Compute the following residue:
\begin{equation} \textrm{res}_{z=0}\frac{(\sin(z))^2}{(\sinh(z))^5} \end{equation}
I thought of using the power series expansions, and trying to find the $\frac{1}{z}$ coefficient as follows:
\begin{equation} \frac{\sin^2(z)}{\sinh^5(z)}=\frac{z^2(1-\frac{z^2}{6}+O(z^4))^2}{z^5(1+\frac{z^2}{6}+O(z^4))^5} \end{equation}
But it seems very hard to find the $\frac{1}{z}$ term from this - any ideas?

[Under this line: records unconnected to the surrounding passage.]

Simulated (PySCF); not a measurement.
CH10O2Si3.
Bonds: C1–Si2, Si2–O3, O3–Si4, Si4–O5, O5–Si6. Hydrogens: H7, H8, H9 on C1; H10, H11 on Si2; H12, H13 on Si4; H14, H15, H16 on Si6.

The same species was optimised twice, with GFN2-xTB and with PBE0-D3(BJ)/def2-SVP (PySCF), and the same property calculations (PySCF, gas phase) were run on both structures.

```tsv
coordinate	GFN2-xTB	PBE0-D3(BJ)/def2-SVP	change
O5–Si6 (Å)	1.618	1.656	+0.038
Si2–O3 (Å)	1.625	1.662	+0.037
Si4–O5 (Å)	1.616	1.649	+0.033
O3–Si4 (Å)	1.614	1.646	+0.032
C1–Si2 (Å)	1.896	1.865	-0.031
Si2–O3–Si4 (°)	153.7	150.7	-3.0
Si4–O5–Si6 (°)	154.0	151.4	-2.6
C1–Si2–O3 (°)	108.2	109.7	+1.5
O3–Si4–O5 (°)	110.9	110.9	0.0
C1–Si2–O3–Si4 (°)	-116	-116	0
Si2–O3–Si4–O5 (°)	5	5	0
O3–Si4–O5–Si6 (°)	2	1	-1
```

You're on the right track, but you need to count the number of terms you need from each series expansion.
It should be evident that you have an odd function, so the Laurent series has only odd powers, and the dominating term around $z=0$ will be $z^{-3}$. Therefore:
$\dfrac{\sin^2(z)}{\sinh^5(z)}\approx z^{-3}+az^{-1}$
and you will use two terms from the numerator and denominator.
Thus render
$\dfrac{\sin^2(z)}{\sinh^5(z)}\approx \dfrac{(z^{-3})(1-z^2/6)^2}{(1+z^2/6)^5}\approx(z^{-3})(1-z^2/6)^2(1-z^2/6)^5$
Using the Binomial Theorem and again keeping two terms, you get the next step
$\approx(z^{-3})(1-z^2/3)(1-5z^2/6),$
and you can carry out this multiplication to get the term proportional to $z^{-1}$.